Thursday, October 05, 2000

County liable to arena


Judge says property was wrongly taken

By Ken Alltucker
The Cincinnati Enquirer

        A Hamilton County judge ruled this week that the county must pay the owners of Firstar Center for seizing the downtown arena's property and ignoring leases spelling out parking, staging and access rights.

        The million-dollar question is how much.

        Hamilton County Common Pleas Judge Robert Ruehlman said Hamilton County took possession of property in violation of Firstar Center's rights when it started demolition in August to prepare for construction of the new Reds stadium. The judge said Hamilton County has 20 days to file a lawsuit that will determine how much it must pay.
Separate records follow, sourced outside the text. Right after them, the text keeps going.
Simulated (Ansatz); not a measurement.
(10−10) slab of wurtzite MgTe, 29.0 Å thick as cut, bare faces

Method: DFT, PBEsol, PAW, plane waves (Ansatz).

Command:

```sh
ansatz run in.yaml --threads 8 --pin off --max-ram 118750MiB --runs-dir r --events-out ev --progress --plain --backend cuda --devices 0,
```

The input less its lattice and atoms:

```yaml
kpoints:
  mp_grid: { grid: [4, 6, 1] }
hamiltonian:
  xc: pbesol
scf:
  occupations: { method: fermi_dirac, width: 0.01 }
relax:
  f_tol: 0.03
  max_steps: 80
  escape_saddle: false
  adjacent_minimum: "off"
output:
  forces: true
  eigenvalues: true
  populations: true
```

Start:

        “It's nice to win one,” said Doug Kirchhofer, president of Cincinnati Entertainment Associates, the company that owns the arena. “Judge Ruehlman's decision kind of validates our position. The way the county has approached this has amounted to a taking of the property without proper procedure.”

        Mr. Kirchhofer's firm filed a lawsuit in July asking for a temporary order halting demolition work until the two sides hashed out an agreement. But Judge Ruehlman refused the order, effectively giving the county the green light to demolish part of the parking garage and other surrounding property to make way for the $330 million Great American Ball Park.

        After the county files the new lawsuit, a jury will decide how much Hamilton County must pay for the property rights.

        “We don't know what Firstar (Center) is going to claim as the value of the property,” said Carl Stich, Hamilton County's first assistant prosecutor. “We are basi cally back at square one in terms of determining a valuation.”

        Judge Ruehlman's written ruling, filed late Tuesday, rejected the county's argument that it didn't take property rights and complied with all contracts.

        The judge cited an existing parking lease, easements and other contracts that granted property rights to Firstar Center.

        Mr. Kirchhofer, who declined to estimate the value of the property rights, said the arena has had trouble with large crowds at two concerts since the county began demolition work.

        He expects more trouble at events that require staging room for performers to bring in large pieces of equipment.

        “We are going on an event-by-event basis,” Mr. Kirchhofer said. "The big unknown is coming in March with the circus. We don't know what we're going to do.”